I am closely watching an environmental lawsuit filed on March 27, 2019, in the Polk County, Iowa district court against the State of Iowa and several officials and departments. The lawsuit was filed by Iowa Citizens for Community Improvement (ICCI) and Food & Water Watch, two environmental groups. The lawsuit alleges that the State of Iowa has 1) failed to stop pollution from impacting the Raccoon River, 2) failed to regulate animal feeding operations, and 3) failed to set numeric stream and water quality standards.
As a legal basis, the environmental plaintiffs claim first that citizens have been denied their substantive due process rights because the State failed to protect those citizens from harm, and second that those citizens are beneficiaries entitled to protection under a “public trust doctrine.” That doctrine holds that certain property rights, in this case the meandered portion of the Raccoon River, have been entrusted to the State for the benefit of its citizens.
The environmental plaintiffs also ask that the court to declare the Iowa Nutrient Reduction Strategy as null and void under the public trust doctrine and to enjoin all animal feeding operations in the Raccoon River watershed. If granted, the first request would give the green light to have judges essentially suspend both the legislature and the executive branches of government. The second request, if granted, would plunge rural Iowa into an immediate economic depression. Because the requests are so outlandish I really don’t see this lawsuit going anywhere and I wonder why the attorneys who signed on to prosecute the case bothered to get involved.
Because the case was filed against the State of Iowa, the duty of defending the State fell to Tom Miller, the Iowa Attorney General. Tom Miller has recently been under fire for joining in lawsuits on behalf of progressive causes and the legislature recently passed legislation to strip him of that authority.

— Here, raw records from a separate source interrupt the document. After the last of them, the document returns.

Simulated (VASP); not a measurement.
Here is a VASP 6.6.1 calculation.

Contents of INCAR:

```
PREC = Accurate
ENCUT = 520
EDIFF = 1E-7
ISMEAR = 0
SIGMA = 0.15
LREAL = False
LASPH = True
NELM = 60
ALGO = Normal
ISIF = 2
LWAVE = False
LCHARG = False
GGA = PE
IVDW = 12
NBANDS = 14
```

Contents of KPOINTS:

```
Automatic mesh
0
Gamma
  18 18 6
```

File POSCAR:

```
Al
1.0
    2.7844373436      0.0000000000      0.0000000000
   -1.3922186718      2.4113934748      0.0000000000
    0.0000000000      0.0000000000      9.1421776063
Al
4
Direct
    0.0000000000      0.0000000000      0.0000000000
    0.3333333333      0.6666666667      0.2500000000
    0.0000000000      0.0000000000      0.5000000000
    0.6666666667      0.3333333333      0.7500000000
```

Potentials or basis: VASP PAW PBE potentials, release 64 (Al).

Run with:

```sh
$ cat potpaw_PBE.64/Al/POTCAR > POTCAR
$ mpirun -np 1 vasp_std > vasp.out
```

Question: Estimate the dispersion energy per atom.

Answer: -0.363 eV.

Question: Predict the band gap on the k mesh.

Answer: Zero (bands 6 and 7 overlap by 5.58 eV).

Regardless, the State of Iowa recently filed a motion to dismiss the environmental groups’ lawsuit. Relying on clear U.S. Supreme Court precedent, the Attorney General’s motion to dismiss argues first that the environmental groups lack legal standing to file the lawsuit because they cannot casually link their alleged injury to the actions of the political actors that they sued. In other words, the political defendants that were sued were not the ones who are allegedly causing the pollution. Second, the Attorney General argues that the lawsuit unlawfully asks the district court to usurp the role of the legislative and executive branches of government and that the Iowa Constitution delegates those branches of government the power to enact and administer environmental laws by the Iowa Constitution and not the judiciary. Finally, the Attorney General’s motion states that the environmental groups must first exhaust their rights under Iowa’s Administrative Procedures Act if they want new regulations.
The last point is ironic in that the Iowa Environmental Council (IEC) and the Environmental Law & Policy Center (ELPC) actually worked for several years to try to get the DNR’s Environmental Protection Commission to enact strict limits for Iowa’s lakes. That effort was denied in February of 2019.
All three of these arguments in favor of a dismissal are clear winners. However, I suspect that this lawsuit is a “long play” and the first of several more challenges.